When pattern matching maps in Erlang, why is this variable unbound? - erlang

-module(count).
-export([count/1]).
count(L) when is_list(L) ->
do_count(L, #{});
count(_) ->
error(badarg).
do_count([], Acc) -> Acc;
do_count([H|T], #{}) -> do_count(T, #{ H => 1 });
do_count([H|T], Acc = #{ H := C }) -> do_count(T, Acc#{ H := C + 1});
do_count([H|T], Acc) -> do_count(T, Acc#{ H => 1 }).
In this example, the third clause where the map key "H" exists and has a count associated with it, will not compile. The compiler complains:
count.erl:11: variable 'H' is unbound
Why is H unbound?
This works by the way:
do_count([], Acc) -> Acc;
do_count([H|T], Acc) -> do_count(T, maps:update_with(H, fun(C) -> C + 1 end, 1, Acc)).
But it seems like the pattern match ought to work and it doesn't.

The answer is pretty much the same as the one I recently gave here:
https://stackoverflow.com/a/46268109/240949.
When you use the same variable multiple times in a pattern, as with H in this case:
do_count([H|T], Acc = #{ H := C }) -> ...
the semantics of pattern matching in Erlang say that this is as if you had written
do_count([H|T], Acc = #{ H1 := C }) when H1 =:= H -> ...
that is, they are first bound separately, then compared for equality. But a key in a map pattern needs to be known - it can't be a variable like H1, hence the error (exactly as for field size specifiers in binary patterns, in the answer I linked to).
The main difference in this question is that you have a function head with two separate arguments, and you might think that the pattern [H|T] should be matched first, binding H before the second pattern is tried, but there is no such ordering guarantee; it's just as if you had used a single argument with a tuple pattern {[H|T], #{ H := C }}.
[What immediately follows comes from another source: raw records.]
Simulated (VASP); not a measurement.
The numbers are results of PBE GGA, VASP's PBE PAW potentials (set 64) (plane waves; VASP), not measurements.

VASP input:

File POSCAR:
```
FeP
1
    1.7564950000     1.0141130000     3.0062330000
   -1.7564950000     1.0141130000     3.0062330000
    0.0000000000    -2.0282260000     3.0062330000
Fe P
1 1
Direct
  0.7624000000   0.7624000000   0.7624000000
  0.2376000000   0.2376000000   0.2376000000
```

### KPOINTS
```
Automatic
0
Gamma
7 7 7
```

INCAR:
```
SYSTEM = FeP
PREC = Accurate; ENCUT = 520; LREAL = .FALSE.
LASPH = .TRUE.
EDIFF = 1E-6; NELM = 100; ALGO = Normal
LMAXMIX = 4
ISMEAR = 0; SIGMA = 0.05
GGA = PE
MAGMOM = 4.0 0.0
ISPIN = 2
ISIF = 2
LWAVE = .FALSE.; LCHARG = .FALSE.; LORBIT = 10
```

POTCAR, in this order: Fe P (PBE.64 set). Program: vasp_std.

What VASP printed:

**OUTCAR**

Because that kind of match occurs out of context for unification. In fact though it doesn't explicitly forbid this in the docs, the docs do explicitly state only that matches with literals will work in function heads. I believe that there is an effort under way to make this construction work, but not yet.
The issues surrounding unification VS assignment in different contexts within function heads is related to another question about matching internal size values within binaries in function heads that came up the other day.
(Remember, the function head is not just doing assignment, it is also trying to efficiently pick a path of execution. So this isn't actually a straightforward issue.)
All that said, a more Erlangish (and simpler) version of your count/1 function could be:
count(Items) ->
count(Items, #{}).
count([], A) ->
A;
count([H | T], A) ->
NewA = maps:update_with(H, fun(V) -> V + 1 end, 1, A),
count(T, NewA).
The case you are writing against was forseen by the stdlib, and we have a nifty solution in the maps module called maps:update_with/4.
Note that we didn't name count/2 a new name. Unless necessary in the program, it is usually easier to name a helper function with a different arity the same thing when doing explicit recursion. A function's identity is Name/Arity, so these are two totally separate functions whether or not the label is the same. Also, notice that we didn't check the argument type because we have an explicit match in count/2 that can only ever match a list and so will throw a bad_arg exception anyway.
Sometimes you will want polymorphic arguments in Erlang, and typechecking is appropriate. You almost never want defensive code in Erlang, though.
Session with a module called foo:
1> c(foo).
{ok,foo}
2> foo:count([1,3,2,4,4,2,2,2,4,4,1,2]).
#{1 => 2,2 => 5,3 => 1,4 => 4}
BUT
We want to avoid explicit recursion unless there is a call for it, as we have all these nifty listy functional abstractions laying about in the stdlib. What you are really doing is trying to condense a list of values into an arbitrarily aggregated single value and that is by definition a fold. So we could rewrite the above perhaps more idiomatically as:
count2(Items) ->
Count = fun(I, A) -> maps:update_with(I, fun(V) -> V + 1 end, 1, A) end,
lists:foldl(Count, #{}, Items).
And we get:
3> foo:count2([1,3,2,4,4,2,2,2,4,4,1,2]).
#{1 => 2,2 => 5,3 => 1,4 => 4}
Regarding case...
What I wrote about unification in a function head holds -- for function heads because they are a completely blank unification context. Richard's answer provides just the best shorthand for remembering why this is crazy:
f(A, #{A := _})
is equivalent to
f(A, #{B := _}) when B =:= A
And that's just not going to fly. His comparison to tuple matching is spot on.
...but...
In a case where the primary objects have already been assigned this all works just fine. Because, as Richard helpfully mentioned in a comment, there is only one A in the case below.
1> M = #{1 => "one", 2 => "two"}.
#{1 => "one",2 => "two"}
2> F =
2> fun(A) ->
2> case M of
2> #{A := B} -> B;
2> _ -> "Oh noes! Not a key!"
2> end
2> end.
#Fun<erl_eval.6.87737649>
3> F(1).
"one"
4> F(2).
"two"
5> F(3).
"Oh noes! Not a key!"
So that may feel a bit idiosyncratic, but it makes sense based on the rules of matching/unification. And means you can write your do_count/2 the way you did above using a case inside of a function, but not as a set of function heads.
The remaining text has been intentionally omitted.